Associated with Apart from those hobbies which made it to a separate page - Programming and Spaceflight - I'm a reading quite a lot. All of the books listed here (and some on the other pages, too) are linked directly to the order section of and will give me a little extra money if you order them via these links.

Mostly I read book form of the hard Science Fiction genre, that means SF which has a big scientific basis. The most prominent authors of the genre are the late Isaac Asimov, Arthur C. Clarke and, to name a younger one, Greg Egan. I like especially Egan's short stories like those collected in Axiomatic.
Currently reading:
Refactoring by Martin Fowler
1 edition (August 1999), Addison Wesley, ISBN 0201485672
A very helpful description of strategies how to clean up existing code and make it possible to add more functionality. It thus gives lots of examples on how to make use of the design patterns, but while that book is very theoretical this one is much more useful for the daily programming chores.
Recently read:
The Diary of a Young Girl by Anne Frank
Reissue edition (March 1997), Bantam Books, ISBN 0553577123
This book is a must-read for every german (but of cause also for everyone else), as it gives the nazi crimes against the jews a much more personal view then history books can do - the young girl experiencing more and more harassments by the german occupation, and finally taking refuge with her family in a small house in Amsterdam for the next years; but then they got discovered and Anne Frank died in the concentration camp. See the Anne Frank House for more.
Fermat's last theorem by Simon Singh
(September 1998), Bantam Books, ISBN 0385493622
When Fermats last theorem was finally proofed to be correct after more then three hundred years it had been quite a media fuzz - but Simon Singh tells the whole story, from the first greek mathematics, the life and the person of Fermat, all the fruitless attempts to solve this miracle, and the developements of the bases for the proof. Normally math books are very hard to read, but this one isn't - but of course it does not give the real proof itself, that would be very very hard to read...
Night Comes to the Cretaceous: Comets, Craters, Controversy, and the Last Days of the Dinosaurs by James Lawrence Powell
1 edition (September 1999), Harvest Books, ISBN 0156007037
The death of the dinosaurs is such a popular topic, this book not only tells the story of how they dies, but much more important how the theory of a asteroid killing them was developed, how it fought for acceptancy amoung the established scientist, and also the extensions of this theory that all the mass killings observed by paleontologists may be related to extraterrestial origin.
The Age of Spiritual Machines : When Computers Exceed Human Intelligence by Ray Kurzweil
January 2000, Penguin, ISBN 0140282025
The speed of the developments of electronics and computers is getting faster and faster, but will this exponetial growth trend continue in the future, and what will be the consequences for our daily life. Starting from the near future of real translating machines (the Babelfish is just the laughable low-end of currently available things), more and more real virtual reality, and in some more decade when the calculating power of computers exceeds the brain things like artificial persons, uploading ourselves into a computer and so on will be possible. The ethical and spiritual consequences of this are also discussed.
Next books to read

by Bill McGuire

Tuesdays with Morrie
by Mitch Albom

by Ben Bova


But of course the best Science Fiction ever written is the Hitchhikers Guide through the Galaxy by Douglas Adams, which begins with the following lines...

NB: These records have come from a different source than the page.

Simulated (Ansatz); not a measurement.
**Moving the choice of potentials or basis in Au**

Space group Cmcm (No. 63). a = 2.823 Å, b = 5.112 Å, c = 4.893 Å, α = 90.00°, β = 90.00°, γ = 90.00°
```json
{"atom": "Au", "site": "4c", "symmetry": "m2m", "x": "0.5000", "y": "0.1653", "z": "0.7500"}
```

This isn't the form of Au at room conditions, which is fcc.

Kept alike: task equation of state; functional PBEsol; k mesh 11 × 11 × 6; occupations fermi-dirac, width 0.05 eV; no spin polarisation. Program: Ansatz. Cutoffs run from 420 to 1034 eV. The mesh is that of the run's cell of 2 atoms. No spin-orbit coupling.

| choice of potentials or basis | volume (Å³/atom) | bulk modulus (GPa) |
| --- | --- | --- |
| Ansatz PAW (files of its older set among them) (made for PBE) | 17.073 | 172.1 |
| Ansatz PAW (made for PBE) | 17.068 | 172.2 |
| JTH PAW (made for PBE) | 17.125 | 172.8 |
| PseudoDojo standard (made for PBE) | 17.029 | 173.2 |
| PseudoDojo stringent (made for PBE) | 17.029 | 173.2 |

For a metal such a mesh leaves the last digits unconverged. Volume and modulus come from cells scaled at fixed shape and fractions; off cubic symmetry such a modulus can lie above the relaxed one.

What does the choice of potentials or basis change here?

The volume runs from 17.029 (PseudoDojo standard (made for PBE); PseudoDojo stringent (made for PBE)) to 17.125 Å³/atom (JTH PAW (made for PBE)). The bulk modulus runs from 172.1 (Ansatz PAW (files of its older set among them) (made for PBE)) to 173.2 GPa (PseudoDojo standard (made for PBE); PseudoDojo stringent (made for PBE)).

Far out in the uncharted backwaters of the unfashionable end of the Western Spiral arm of the Galaxy lies a small unregarded yellow sun.
Orbiting this at a distance of roughly ninety-two million miles is an utterly insignificant little blue green planet whose ape-descended life forms are so amazingly primitive that they still think digital watches are a pretty neat idea

So of you don't know the answer to the great question of life, the universe and everything yet you have to read this trilogy with four volumes in five books, The Hitch Hiker's Guide to the Galaxy, The Restaurant at the End of the Universe, Life, the Universe and Everything, So Long, and Thanks for all the Fish, Mostly harmless.


What can one do better while reading books than listening to good music? My musical taste is rather wide-spread starting from classical music (e.g. the symphonic works of Jean Sibelius) via some Pop music to Rock music. Currently I like the female singer-songwriter most, but instead of boring you with naming all those artist in my CD collection here's just a small selection of links to official or fan pages I can recommend. And of course I must mention my favourite radio show here, the Bob Harris Show on BFBS. I discovered several rather unknown artists via this show as well as just enjoy Bob's mix of music each Sunday afternoon. Sadly BFBS canceled it , so now only chance to listen to him is the internet broadcast of BBC Radio 2.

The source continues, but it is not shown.